I got home today around 11.30pm. When I walked up to my apartment, there was a little package sitting at my doorstep. Hmm... I know it's my birthday, but I wonder who sent it. It wasn't wrapped, so I knew it wasn't a fedex or UPS deliver. I walked up and looked at the little calling card attached to the package. Turns out that Anat had hand delivered a bouquet of orchids to my apartment while I was out today. There was a little handwritten note.

Well, didn't want to miss your birthday so excuse me for not doing it face to face...
This is one of my favorite flowers, each orchid got his own personal charm, just like people... So a special flower for a special birthday boy :)
Don't forget to treat him right! He suppose to stay around for a month more or less, just like me...
bottom line - HAPPY BIRTHDAY! have fun, enjoy life and receive all your wishes
Sending hugs n kisses, Anat

I am so moved. It's the perfect way to start my birthday.

Tuesday, November 27, 2007

Memories of my israeli tourist babe

A little sticky note left on my pillow, under a fridge magnet of San Francisco that she had bought for me the day before - "pretty lame, but remember I'm a tourist!".

Making all sorts of random plans in the car as we drive back to my place - "Next time we'll do XYZ" - No more next time. We ran out of time.

One night, she was telling me that she had a bad day. I told her that she'd just had an awesome day, that she had spent the first 10 minutes of her day with me. She was confused. I told her, it's past midnight. It's no longer yesterday. She said, "oh..." Thought about it for a second, smiled, then said "yes, today is a good day".

Lying in bed with her in my arms, her head on my chest.

Stroking her hair, and her pushing her head into my fingers cos she liked her head scratched lightly.

She always forgot her camera. We'd drive past this portion of 280 that overlooked the water, and she'd always make a promise to remember her camera the next time so she could take that photo.

My first words to her - "Hey, you're tall!"

Princess flowers... whatever they're called.

Every time I picked her up, she'd smile as she got into the car. I'd greet her "Hey babe" and she'd say "Hi babe" back to me and give me a kiss.
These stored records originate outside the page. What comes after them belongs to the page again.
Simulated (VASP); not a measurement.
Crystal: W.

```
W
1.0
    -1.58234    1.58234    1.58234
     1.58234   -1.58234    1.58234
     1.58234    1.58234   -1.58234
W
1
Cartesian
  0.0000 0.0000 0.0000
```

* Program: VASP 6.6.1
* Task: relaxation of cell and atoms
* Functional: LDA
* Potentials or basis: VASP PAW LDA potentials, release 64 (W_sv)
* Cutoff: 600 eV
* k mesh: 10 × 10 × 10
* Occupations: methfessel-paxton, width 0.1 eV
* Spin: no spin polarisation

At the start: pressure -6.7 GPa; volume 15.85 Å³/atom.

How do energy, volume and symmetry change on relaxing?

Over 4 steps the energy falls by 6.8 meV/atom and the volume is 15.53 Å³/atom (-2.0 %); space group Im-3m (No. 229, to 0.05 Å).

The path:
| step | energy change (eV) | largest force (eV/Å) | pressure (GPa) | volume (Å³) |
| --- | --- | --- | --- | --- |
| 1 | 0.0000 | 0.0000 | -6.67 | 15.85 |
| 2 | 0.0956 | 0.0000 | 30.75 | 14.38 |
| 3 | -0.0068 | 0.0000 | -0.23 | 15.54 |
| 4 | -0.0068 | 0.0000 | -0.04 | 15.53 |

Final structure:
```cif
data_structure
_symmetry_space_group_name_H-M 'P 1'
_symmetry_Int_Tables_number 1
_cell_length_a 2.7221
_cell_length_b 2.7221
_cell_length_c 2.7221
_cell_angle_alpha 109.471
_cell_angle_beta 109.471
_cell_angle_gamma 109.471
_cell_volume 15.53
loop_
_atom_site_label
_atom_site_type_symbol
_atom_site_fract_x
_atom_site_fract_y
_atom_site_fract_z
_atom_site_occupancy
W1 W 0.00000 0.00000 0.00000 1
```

Trying (mostly unsuccessfully) to make love in my walkin closet.

She liked really hot water when she showered. When we showered together, we'd have to change the water temperature depending on who was under the shower at that moment.

I miss her so much already.

Monday, November 26, 2007

Triptych

I am thinking of getting this for the living room wall. That wall has been blank and empty since the day Dennis and I moved in, about 15 months ago. It's about time I hook it up with something pretty.
    

Easy uploading

If you upload files to Picasaweb, YouTube, Facebook or a few other sites, you owe it to yourself to check out the Fire/Universal Uploader Firefox addon. Instead of uploading one files at a time, this little app allows Firefox to just drag and drop files to upload them. Very sweet little addon!

Sunday, November 25, 2007

Surprise!

My israeli babe just left a little surprise on my pillow. She left a note saying...
"pretty lame, but remember I'm a tourist!"
She bought me a fridge magnet. I'm so touched that I'm starting to tear up.

Trip trip tripping out

I'm tripping out over S (jewish babe). Our relationship just went one step beyond friendship, and now I don't know what's what anymore.

With A (my israeli babe) I know she is leaving in a month, and I've made my peace with it. With S, I don't know what's going to happen, or how things are going to go. It makes me irritated and confused when I don't have a clear picture of where things are headed.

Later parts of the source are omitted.